Investing means risking your hard-earned money on securities that might rise or fall in value. To open a brokerage account, you'll have to put up cash. Although a margin account will allow you to trade with borrowed money, buying stocks with a credit card normally isn't an option: Most brokers and online trading firms won't allow it.
You need to open a trading account to buy and sell stocks. The brokerage handling your account requires an initial deposit to get the account up and running. This means a cleared personal check, a certified check, a money order or an electronic funds transfer from your bank account (usually the quickest and easiest option). Brokers generally won't accept a charge on your credit card to fund the account or to deposit additional funds.
Your credit card might allow cash advances if you need money to fund a brokerage account, but a high rate of interest is charged on cash advances. When you trade with borrowed money, you risk a loss of capital on the investment in addition to having to make the interest payment — plus late fees, if you miss a payment. The interest is a loss if your investment doesn't rise beyond the interest rate charge. That's a tall order for any stock trader, and there are more economical ways to trade with borrowed money.

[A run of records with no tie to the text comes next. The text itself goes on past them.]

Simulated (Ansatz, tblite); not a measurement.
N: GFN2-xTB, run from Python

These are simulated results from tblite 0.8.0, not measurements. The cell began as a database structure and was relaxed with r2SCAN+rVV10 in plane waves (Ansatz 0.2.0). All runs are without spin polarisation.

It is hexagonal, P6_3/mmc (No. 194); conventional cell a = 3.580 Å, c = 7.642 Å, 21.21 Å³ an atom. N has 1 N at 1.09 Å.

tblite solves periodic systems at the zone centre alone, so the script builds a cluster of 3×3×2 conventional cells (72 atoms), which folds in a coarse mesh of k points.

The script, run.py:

A margin account allows you to borrow up to half of your transaction cost from the broker. Margin accounts represent a higher risk on the money you put into the account, but they also have a potential for higher returns. If the stock you buy with a margin account falls in value, you might get a margin call from the broker for more cash. If you can't provide the funds, the broker has a right to sell your investments at the market price without your permission. Interest on margin accounts can vary, but is usually lower than typical credit card interest rates. TD Ameritrade, for example, currently has a base interest rate of 8.25 percent.
Requirements and Costs
Before most brokers open a margin account or extend credit, they typically require a minimum cash balance. At Schwab, for instance, you can only convert your account to a margin account once you have cash or eligible securities of at least $2,000. Once you have enough in your account, you can borrow up to 50 percent of the amount you have in the account, as long as you maintain a minimum balance of $2,000 at all times.